For breakfast, I put four or five choices on the table-- usually yogurt, eggs, cereal or bread of some kind, fruit, and sometimes a second fruit choice, plus milk and juice. They take what they want from those choices, but the choices are nearly always the same, so there's no room for arguments.
For dinner, I make what I've planned. I plan meals that generally include at least one thing that everybody likes. Take it or leave it, although if asked nicely I'll get some yogurt and fruit for somebody who's really not happy with the choices on the table.
The only time I offer choices ahead of time is for snacks, when I offer a choice of two selections, or for lunch WHEN it's just me and the little ones at home. When everybody's home for lunch, I handle it like dinner. But with just me and my toddlers (I have two year old twins still at home during the day), we'll talk over the choices before I prepare anything, because that seems to go well, and I think they learn about nutrition and meal planning from participating in that process. But if I meet with a balky kid, who doesn't like the choices and won't compromise, I just make what sounds good to me, and they can eat it or not.

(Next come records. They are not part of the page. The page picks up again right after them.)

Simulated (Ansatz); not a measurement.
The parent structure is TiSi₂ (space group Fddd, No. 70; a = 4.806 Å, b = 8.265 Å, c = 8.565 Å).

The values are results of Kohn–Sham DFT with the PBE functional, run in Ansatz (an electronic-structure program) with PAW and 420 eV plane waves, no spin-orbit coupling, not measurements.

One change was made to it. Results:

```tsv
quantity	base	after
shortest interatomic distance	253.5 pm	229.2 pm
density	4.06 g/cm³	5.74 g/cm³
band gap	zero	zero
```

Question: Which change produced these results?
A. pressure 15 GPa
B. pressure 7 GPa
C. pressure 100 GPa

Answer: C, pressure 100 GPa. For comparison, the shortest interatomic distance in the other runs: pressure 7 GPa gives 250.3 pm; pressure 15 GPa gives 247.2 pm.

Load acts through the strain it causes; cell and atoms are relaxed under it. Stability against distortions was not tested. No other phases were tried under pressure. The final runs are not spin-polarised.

I go through this with other issues, though, and my usual response is either to just go ahead and make the choice myself, or to say, "okay, you let me know when you decide," and then I go and do something else.
Like clothes:
Do you want to wear the blue shirt?
No.
What about the red shirt?
No.
Okay, well here are the shirts that are clean. You let me know when you've picked one.
(And then I walk away, and do something else, and feign indifference.)